Behind “I feel ignored” hides the blaming statement “You are ignoring me” while the real emotion experienced might be lonely, scared, hurt, sad, or embarrassed and the needs that are not being met are those of connection, community, and belonging.

Behind “I feel neglected” hides the aggressive statement “You are neglecting me” while the real emotion experienced might be lonely or scared and the needs that are not being met are those of participation, care, mattering, and consideration.

Other evaluative terms and interpretations masquerading as emotions are Abandoned, Criticized, Disliked, Distrusted, Insulted, Interrupted, Invisible, Isolated, Misunderstood, Rejected, etc. All those terms cover up emotions that are experienced due to needs that have not been met.

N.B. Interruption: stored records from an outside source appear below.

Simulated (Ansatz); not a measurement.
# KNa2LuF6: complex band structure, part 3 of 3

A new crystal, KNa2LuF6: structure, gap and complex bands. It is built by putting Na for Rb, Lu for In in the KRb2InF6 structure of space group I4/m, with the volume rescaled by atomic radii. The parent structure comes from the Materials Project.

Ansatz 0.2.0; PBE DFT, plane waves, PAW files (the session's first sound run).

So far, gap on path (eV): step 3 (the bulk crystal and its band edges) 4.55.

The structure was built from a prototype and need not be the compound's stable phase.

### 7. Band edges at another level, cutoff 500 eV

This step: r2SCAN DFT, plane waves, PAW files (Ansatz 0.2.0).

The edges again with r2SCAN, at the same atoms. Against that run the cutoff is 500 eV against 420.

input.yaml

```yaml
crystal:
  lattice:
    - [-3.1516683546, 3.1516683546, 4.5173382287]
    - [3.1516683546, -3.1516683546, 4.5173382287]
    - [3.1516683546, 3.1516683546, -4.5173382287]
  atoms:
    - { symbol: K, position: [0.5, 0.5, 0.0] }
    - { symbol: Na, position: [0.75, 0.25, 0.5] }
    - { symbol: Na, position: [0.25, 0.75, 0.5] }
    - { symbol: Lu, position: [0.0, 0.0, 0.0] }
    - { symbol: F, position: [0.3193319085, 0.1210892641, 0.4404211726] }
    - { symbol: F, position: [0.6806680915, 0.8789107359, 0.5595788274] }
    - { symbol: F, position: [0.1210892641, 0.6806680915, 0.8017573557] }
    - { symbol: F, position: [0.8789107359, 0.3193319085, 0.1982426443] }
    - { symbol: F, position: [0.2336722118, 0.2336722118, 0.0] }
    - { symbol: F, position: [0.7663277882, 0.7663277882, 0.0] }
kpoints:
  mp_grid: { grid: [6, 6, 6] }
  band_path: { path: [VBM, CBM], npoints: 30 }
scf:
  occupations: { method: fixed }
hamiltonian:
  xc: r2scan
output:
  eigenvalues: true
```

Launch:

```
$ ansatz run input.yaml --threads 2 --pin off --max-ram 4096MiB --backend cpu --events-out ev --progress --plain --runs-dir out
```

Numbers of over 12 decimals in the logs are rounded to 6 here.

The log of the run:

A Helpful Non-Violent Communication Formula

In order to avoid those dysfunctional patterns of fighting, you can try being more transparent and direct about your needs. This process has four steps:

1.      Describe an Observation/Situation that brings up emotional tension for you in the relationship – focus on something you hear, smell, see, or remember, or something your partner says to you or to other people about you that trigger a visceral reaction in you. Start your phrase with:

“When I see/hear/observe/remember/imagine ……………………………………………

2.      Describe your Feelings about this observation. What do you feel when this happens? Remember to avoid using evaluative or blaming words as mentioned earlier. Identifying, expressing, or even naming your feelings is no easy task. If you need help, you can consult the Wheel of Feelings to find the words that best describe your emotional experience at the moment. Continue your phrase with:

“… I feel ………………………………………………………………………………….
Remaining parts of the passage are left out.